David Ginola is running for president of FIFA! Or at least that's what he says. Saying he "has nothing to lose," the former French international footballer and Tottenham Hotspur star has announced that he's throwing his hat into the ring to challenge incumbent FIFA president Sepp Blatter in elections that will take place later in 2015.
Ginola's candidacy is, at first blush, a breath of fresh air in an election process that already seems stale, corrupt, and pre-determined. Public opinion about FIFA under Sepp Blatter is extremely low after recent years have revealed numerous corruption scandals: former committee member Chuck Blazer has admitted to taking and receiving bribes in the past, and the bidding processes for the 2018 and 2022 World Cups in Russia and Qatar respectively were almost certainly influenced more by money and corruption than by democratic votes. FIFA's ethics investigator Michael Garcia recently resigned after FIFA refused to let him rebut a summarized (and apparently twisted) version of his own report on the 2018 and 2022 Cups. At present, Ginola would be up against Blatter, who is running for a fifth term as FIFA chairman, former FIFA deputy secretary Jerome Champagne, and Jordan's Prince Ali Bin Al Hussein.
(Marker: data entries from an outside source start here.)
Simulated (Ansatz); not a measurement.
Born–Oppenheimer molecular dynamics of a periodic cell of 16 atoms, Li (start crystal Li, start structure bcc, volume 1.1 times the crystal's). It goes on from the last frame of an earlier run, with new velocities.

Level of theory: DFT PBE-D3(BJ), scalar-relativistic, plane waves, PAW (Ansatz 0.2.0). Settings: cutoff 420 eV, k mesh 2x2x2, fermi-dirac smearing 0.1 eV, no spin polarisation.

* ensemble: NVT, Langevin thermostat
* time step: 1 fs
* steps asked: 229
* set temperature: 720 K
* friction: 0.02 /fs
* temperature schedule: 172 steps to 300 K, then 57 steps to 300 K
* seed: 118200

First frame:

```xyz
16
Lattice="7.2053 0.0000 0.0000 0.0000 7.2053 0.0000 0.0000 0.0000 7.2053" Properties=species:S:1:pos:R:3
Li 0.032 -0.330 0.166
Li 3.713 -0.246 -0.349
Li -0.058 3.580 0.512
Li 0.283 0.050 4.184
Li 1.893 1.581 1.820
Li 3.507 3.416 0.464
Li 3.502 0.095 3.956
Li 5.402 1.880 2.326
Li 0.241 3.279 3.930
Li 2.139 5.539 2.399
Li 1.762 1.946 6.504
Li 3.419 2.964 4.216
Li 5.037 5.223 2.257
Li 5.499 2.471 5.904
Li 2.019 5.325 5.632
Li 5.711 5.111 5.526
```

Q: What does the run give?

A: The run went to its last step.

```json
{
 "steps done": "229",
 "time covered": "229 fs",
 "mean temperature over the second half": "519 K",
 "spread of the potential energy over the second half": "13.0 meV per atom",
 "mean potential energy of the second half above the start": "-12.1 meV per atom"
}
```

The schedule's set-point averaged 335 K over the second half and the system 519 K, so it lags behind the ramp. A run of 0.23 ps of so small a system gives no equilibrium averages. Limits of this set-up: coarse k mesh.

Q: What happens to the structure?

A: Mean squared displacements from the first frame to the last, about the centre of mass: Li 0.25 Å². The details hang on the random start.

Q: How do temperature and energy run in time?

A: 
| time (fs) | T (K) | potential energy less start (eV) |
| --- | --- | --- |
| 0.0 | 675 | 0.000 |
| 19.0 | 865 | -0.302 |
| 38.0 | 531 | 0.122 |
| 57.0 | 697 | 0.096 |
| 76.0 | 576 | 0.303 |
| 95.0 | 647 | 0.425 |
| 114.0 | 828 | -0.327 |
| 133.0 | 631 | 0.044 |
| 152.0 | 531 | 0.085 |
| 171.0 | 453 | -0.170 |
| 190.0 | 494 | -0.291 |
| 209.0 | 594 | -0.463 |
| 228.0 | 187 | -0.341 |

However, there are already questions being asked about the legitimacy and seriousness of his bid. The Telegraph is reporting that Ginola is being paid £250,000 by bookmaker Paddy Power to fund his campaign, which could signal a conflict of interest or that his bid is a glorified publicity stunt. Moreover, Ginola would likely be the least qualified candidate: when interviewed about his campaign, Ginola admitted that he didn't know very much about FIFA or how the organization was run, and he was unable to name a single member of FIFA's current executive committee.
That clearly hasn't dampened his enthusiasm for the bid. While Ginola hasn't received any public backing from any of the FIFA football federations (UEFA, CONCACAF, AFC, CAF, OFC, or CONMEBOL), Ginola's high name recognition and recent comments about his candidacy indicate a populist campaign centered around attracting common football fans to his cause. In a YouTube video announcing his run (that features prominent Paddy Power branding), Ginola announced that he's running for the FIFA presidency "because like you, I love football... we all know the FIFA system isn't working. The game needs to change."
Ginola's bid isn't assured yet. Without major support from federations or highly influential people connected to FIFA or to world football, he faces a steeply uphill battle against firmly entrenched opponents with gobs of money. Ginola has promised that he will learn more about the FIFA and its organizational structure before the elections, but he still needs support from five of FIFA's federations in order to formally run. The deadline for submitting all documents and support is January 29, just 13 days away, making this an extremely daunting task. Even fellow Frenchman Arsene Wenger has admitted that Ginola "has very little chance" of success. It remains to be seen whether Ginola will receive the financial support needed from a populist campaign to effectively mount a dark-horse campaign for one of world sports' most entrenched organizations.
Ginola earned 17 caps for the French international team during his career, and played in 100 matches with Tottenham Hotspur, winning the League Cup with Spurs in 1999. He is acknowledged as a Tottenham legend and is beloved by Spurs fans. Ginola also played for PSG, Newcastle United, Aston Villa, and Everton.